Sunday, February 24, 2013

N. Joseph Woodland, Inventor of the Bar Code, Dies at 91
We take so much for granted now and expect many things as normal that we didn’t have not too long ago. Do you even remember the time you used to go to the grocery store and the cashier had to type in the price of each item you purchased? You also had to hope that they knew the price or that someone else bothered to put a little sticker on your can of soup to help everyone out with the price. Well, those days are long gone and have been replaced with a bar code system.

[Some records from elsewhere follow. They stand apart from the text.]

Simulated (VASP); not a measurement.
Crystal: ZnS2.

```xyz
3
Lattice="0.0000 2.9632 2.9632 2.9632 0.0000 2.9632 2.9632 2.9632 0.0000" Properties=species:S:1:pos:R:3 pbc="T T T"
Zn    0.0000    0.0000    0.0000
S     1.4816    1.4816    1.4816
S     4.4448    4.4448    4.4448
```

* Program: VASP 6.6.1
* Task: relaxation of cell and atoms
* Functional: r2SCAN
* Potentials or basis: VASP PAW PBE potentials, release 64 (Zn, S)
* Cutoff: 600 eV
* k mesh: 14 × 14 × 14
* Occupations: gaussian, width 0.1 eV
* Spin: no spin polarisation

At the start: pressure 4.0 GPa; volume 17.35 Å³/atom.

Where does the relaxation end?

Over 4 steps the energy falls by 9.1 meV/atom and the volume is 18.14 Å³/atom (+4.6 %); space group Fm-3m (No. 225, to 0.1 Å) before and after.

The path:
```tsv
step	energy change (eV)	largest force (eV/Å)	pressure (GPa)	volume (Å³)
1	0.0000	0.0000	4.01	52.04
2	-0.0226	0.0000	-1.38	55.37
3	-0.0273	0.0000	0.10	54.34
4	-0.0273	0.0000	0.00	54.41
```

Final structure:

Nowadays even your kids can be bar coded and they can scan your phone when you find a bar code for a discount. Don’t you think we should even know who made our lives so easy to function? I think some recognition should be given to those unknown inventors that have made our lives so very easy; especially those cashiers who simply scan the bar codes over a red light at the supermarket of my can of soup and neither one of us really knows how much it cost.

It was born on a beach six decades ago, the product of a pressing need, an intellectual spark and the sweep of a young man’s fingers through the sand. The result adorns almost every product of contemporary life, including groceries, wayward luggage and, if you are a traditionalist, the newspaper you are holding.
The man on the beach that day was a mechanical-engineer-in-training named N. Joseph Woodland. With that trans formative stroke of his fingers — yielding a set of literal lines in the sand — Mr. Woodland, who died recently at 91, conceived the modern bar code.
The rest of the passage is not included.